The News
The News
Saturday 30 of September 2023

Democracy in a Time of Cholera

Brazilian President Dilma Rousseff,photo: Notimex
Brazilian President Dilma Rousseff,photo: Notimex
To effectively follow corruption and get rid of it is a moral duty

In Brussels, the extreme right is appropriating blood and terror in order to try to make a demonstration in memory of those who died at the Zaventem airport and the Maelbeek metro station.

In Slovakia, an extreme right-wing party, the People’s Party-Our Slovakia, wins the elections and the parliament dressed in black and swastikas enters.

In Latin America, Judge Sergio Moro, in his attempt to eradicate corruption in the Brazilian political system, made a conversation between Brazilian President Dilma Rousseff and former president Lula da Silva public.

The conversation proves that the president informs Lula that she sent him a document appointing him to minister, to be used “if necessary.”

However, the moment has arrived to call things as they are, because in Brazil the process to filter corruption is not precisely being carried out, since Dilma and Lula’s corruptions have not been followed with the same viciousness, even though the last few instances have been proven.

Because of this, the president does well when faced by foreign journalists by declaring that the political trial, that Congress brings against her, is a military coup and that they have asked her to resign to avoid “getting rid of her illegally.”

To effectively follow corruption and get rid of it, even if it comes from presidents, is a moral duty. The problem is that we will never know in what moment the idea comes to a leader’s mind that breaking the law a little in favor of others is something positive, because at the end of the day the people are those benefit.

But what we do know is that the road to reforms has origins in the monstrous strangers that come out of the pairing of clean people with dirty people. In the end, this terrible truth that society can always be cleansed was installed in the political life.

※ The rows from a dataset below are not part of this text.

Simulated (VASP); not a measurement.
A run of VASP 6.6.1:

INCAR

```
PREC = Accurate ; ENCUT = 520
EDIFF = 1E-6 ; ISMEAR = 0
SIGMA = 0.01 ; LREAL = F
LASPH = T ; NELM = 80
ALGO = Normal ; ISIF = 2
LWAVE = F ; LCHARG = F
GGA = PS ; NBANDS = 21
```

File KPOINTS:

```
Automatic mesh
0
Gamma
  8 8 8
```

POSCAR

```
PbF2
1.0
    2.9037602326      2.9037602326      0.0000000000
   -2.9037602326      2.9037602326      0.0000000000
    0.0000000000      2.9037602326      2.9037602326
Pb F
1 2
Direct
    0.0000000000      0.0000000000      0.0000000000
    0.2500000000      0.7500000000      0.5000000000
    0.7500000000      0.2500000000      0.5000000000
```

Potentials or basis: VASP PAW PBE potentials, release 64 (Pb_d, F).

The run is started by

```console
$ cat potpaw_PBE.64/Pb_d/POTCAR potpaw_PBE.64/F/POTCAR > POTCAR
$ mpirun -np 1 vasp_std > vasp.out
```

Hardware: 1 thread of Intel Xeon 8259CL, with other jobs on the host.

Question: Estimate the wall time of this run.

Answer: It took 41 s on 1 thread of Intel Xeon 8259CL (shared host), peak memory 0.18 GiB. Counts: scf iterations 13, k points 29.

Now in Brazil a military coup is developing. In this sense, Mexico has been very lucky, because thanks to Plutarco Elías Calles, we have never had a presidential coup, like those that have occurred in so many other Latin American countries.

Meanwhile, even though we still have a Judge Moro among us, we should know that democratic coups are coming to the surface of American politics, and that no country is free of the danger of this phenomenon, because unfortunately, the cholera of corruption in our country is capable of justifying any action against any person.